These are the key concepts you need to understand to accurately answer the question.

Binomial Theorem
The Binomial Theorem is a powerful tool used to expand expressions that are raised to a power. For an expression of the form \((a+b)^n\), the theorem provides a way to expand this into a sum of terms involving coefficients, powers of \(a\), and powers of \(b\).
The expression \((R^2 + 1)^2\) can be expanded using the Binomial Theorem as follows:
  • First, square each term: \((R^2)^2 + 2(R^2)(1) + 1^2\).
  • This results in \(R^4 + 2R^2 + 1\).
This expansion simplifies the process of finding antiderivatives later, as it breaks the expression into simple terms.
Power Rule for Integration
The Power Rule for Integration is a fundamental concept in calculus that is used to find antiderivatives of power functions. It states that if you want to integrate a term like \(R^n\), the result is \(\frac{R^{n+1}}{n+1} + C\), where \(C\) is a constant of integration.
When applying this rule, keep the following in mind:
  • The exponent \(n\) is increased by one.
  • The term is divided by the new exponent.
For example:
  • The integral of \(6R^5\) becomes \(R^6\) after applying the power rule.
  • The integral of \(12R^3\) results in \(3R^4\).
  • The integral of \(6R\) simplifies to \(3R^2\).

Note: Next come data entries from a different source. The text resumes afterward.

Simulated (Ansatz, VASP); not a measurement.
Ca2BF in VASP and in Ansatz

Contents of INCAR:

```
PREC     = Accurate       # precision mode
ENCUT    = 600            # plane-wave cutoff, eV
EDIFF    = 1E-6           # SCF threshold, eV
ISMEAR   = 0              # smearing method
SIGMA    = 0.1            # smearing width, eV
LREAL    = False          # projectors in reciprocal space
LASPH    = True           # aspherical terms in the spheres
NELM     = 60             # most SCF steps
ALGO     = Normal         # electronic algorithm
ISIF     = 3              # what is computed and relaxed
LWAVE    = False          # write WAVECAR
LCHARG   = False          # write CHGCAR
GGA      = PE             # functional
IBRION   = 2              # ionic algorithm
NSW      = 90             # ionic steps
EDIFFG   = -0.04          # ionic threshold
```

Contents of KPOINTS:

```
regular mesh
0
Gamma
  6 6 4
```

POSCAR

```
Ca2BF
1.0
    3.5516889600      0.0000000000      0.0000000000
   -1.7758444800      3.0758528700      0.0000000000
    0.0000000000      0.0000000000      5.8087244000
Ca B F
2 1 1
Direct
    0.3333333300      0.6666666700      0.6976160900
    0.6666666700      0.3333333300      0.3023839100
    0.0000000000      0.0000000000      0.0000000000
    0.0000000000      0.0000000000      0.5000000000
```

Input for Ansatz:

Adding these results together gives the complete antiderivative of the function.
Polynomial Functions
Polynomial functions are expressions that consist of variables raised to non-negative integer exponents and have constant coefficients. These functions can be as simple as \(R\) or more complex like \(R^5 + 2R^2 + 4\).
Key characteristics include:
  • Each term is called a 'monomial.'
  • The highest power of the variable is the 'degree' of the polynomial.
  • Polynomials are continuous and smooth curves when graphed.
Understanding polynomial functions is essential as they frequently appear in calculus problems, requiring differentiation or integration. For the function \(6R^5 + 12R^3 + 6R\), each term is a polynomial, and finding their antiderivative involves integrating each term separately using the power rule.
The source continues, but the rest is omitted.